Like the music itself, the performing forces required by the Vespers are on a grand scale. Monteverdi calls for seven solo singers. The chorus must be large enough to divide into anywhere from four to ten voice parts, and it sometimes divides into separate choirs. The orchestra displays a rich variety of instrumental colors, including virtuosic solo parts for violins and cornetti, but the instruments are specified only in certain movements. For much of the piece, it is the conductor who must determine the orchestration - whether to double voice parts with instruments and, if so, where to do it, as well as which instruments to use in the many parts of the music where they are not specified. It is also left to the conductor to decide whether to assign some passages in the choral movements to solo singers. Thus the Vespers can vary greatly from one performance to another.
The orchestra for this early Baroque work is still essentially a large Renaissance ensemble. While a later orchestra would normally be built around a central core of the string section and add various solo winds, Monteverdi's orchestra consists of three more or less equal sections. There is the string section, comprising violins, violas, cellos, and violone, the last being the double bass of the gamba family, an instrument with six strings and frets.
Second, there are the winds. These include three cornettos, curved wooden instruments with about the same range as the trumpet; they are virtuosic instruments like the violins, and in this work occasionally have to play in their extreme high range. The winds also include three sackbuts (early trombones), Renaissance recorders, and, in our performance, a dulcian (early bassoon). Finally there is the continuo section, which is responsible for playing the bass line and improvising the harmonic accompaniment. For this, our performance uses an organ, a harpsichord, two lutes (one of them the larger theorbo), and a cello.

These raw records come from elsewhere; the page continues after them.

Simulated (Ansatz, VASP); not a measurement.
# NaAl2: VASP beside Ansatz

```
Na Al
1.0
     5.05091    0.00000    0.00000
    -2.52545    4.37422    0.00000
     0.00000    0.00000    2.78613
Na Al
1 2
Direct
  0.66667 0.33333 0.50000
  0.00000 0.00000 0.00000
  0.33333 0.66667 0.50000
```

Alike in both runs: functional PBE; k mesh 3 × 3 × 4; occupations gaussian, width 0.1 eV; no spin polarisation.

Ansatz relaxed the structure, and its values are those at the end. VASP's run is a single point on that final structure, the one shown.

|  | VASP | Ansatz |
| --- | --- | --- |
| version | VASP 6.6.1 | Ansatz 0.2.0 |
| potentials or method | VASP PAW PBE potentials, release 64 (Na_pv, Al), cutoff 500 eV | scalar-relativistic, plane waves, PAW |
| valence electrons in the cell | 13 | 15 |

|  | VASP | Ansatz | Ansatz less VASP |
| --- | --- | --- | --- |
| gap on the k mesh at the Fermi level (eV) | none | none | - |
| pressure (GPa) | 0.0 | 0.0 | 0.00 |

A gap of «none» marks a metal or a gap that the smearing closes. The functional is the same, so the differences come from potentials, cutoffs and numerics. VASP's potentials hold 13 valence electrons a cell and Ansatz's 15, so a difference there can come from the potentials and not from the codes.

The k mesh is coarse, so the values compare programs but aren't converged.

When the Vespers first appeared in print (Venice, 1610), Monteverdi was still employed at the ducal court in Mantua. No one knows whether it was actually performed in Mantua or written with an eye toward employment elsewhere - Venice or perhaps even Rome (the publication was dedicated to Pope Paul V). In any case, it must certainly have served Monteverdi well when he applied for and won the prestigious post of maestro di cappella at the Basilica of St. Mark in Venice in August 1613.
By Monteverdi's time, the Catholic church had developed a strong cult of the Virgin Mary, and a good deal of music was dedicated to her. There were a number of special Marian feasts during the course of the year, and Monteverdi's music sets texts that all of these feasts have in common. In addition, the Vespers includes a sonata, as well as non-liturgical motets, which Monteverdi interpolates between the psalms. The music could therefore be used for various Marian feasts during the year.
In order to make a complete Vesper service, added to Monteverdi's music would have been the parts of the liturgy that change from one feast to another - the chants appropriate for that day - before each of the psalms and the Magnificat. We follow that practice in this performance, using chants for the Feast of the Assumption (August 15). There are two reasons for choosing chants for this particular feast. For one, a major Marian feast, such as this one, might be an appropriate occasion to employ a large ensemble, such as the one Monteverdi requires here. In addition, the Feast of the Assumption occurs at the time of year when Monteverdi was auditioning for his post at St. Mark's, and he almost certainly would have performed the work at that time.
One of the most glorious and moving features of this Vespers is found in the way Monteverdi has chosen to unify it. Like Bach, who draws inspiration from the restrictions of writing in the most complex counterpoint, Monteverdi undertook the forbidding task of building all his major movements - all the psalms, the sonata, the hymn, and the entire Magnificat - upon the traditional Gregorian chants for those texts. In other words, he used the notes of the old chant as a fixed voice (cantus firmus) upon which to build elaborate compositions. This is easiest to hear in the closing Magnificat, where, in one short movement after another, the chant is sung in long notes, while solo singers and instruments perform faster notes around it. This creates a clash of styles - an astonishing variety of "modern" music superimposed upon an old-style technique. The two styles are reconciled with breathtaking beauty, and the technique allows Monteverdi to build an enormous structure that goes beyond anything his contemporaries were able to achieve.
Here are a few details that might be useful while listening:
- The "Nigra sum" (the only solo song in the Vespers) and "Pulchra es" are settings of sensual poetry from the Song of Solomon, poetry which had long been associated allegorically with Mary.
- In "Duo seraphim," two angels, sung by two tenors, are calling to each other across vast space. When the text turns to the Trinity, a third tenor joins them; and at the words, "these three are one," the three voices come together on a single note.
- The "Audi coelum" features a wonderful word-play: from a distance, one tenor echoes the phrase endings of the other, and as he echoes only a part of the last word, he forms a new word as an answer to the first tenor.
- The Sonata sopra Sancta Maria is the only real instrumental piece in the whole Vespers. As the virtuosic instrumental music unfolds, the sopranos of the chorus repeat a phrase of chant eleven times over constantly varying music.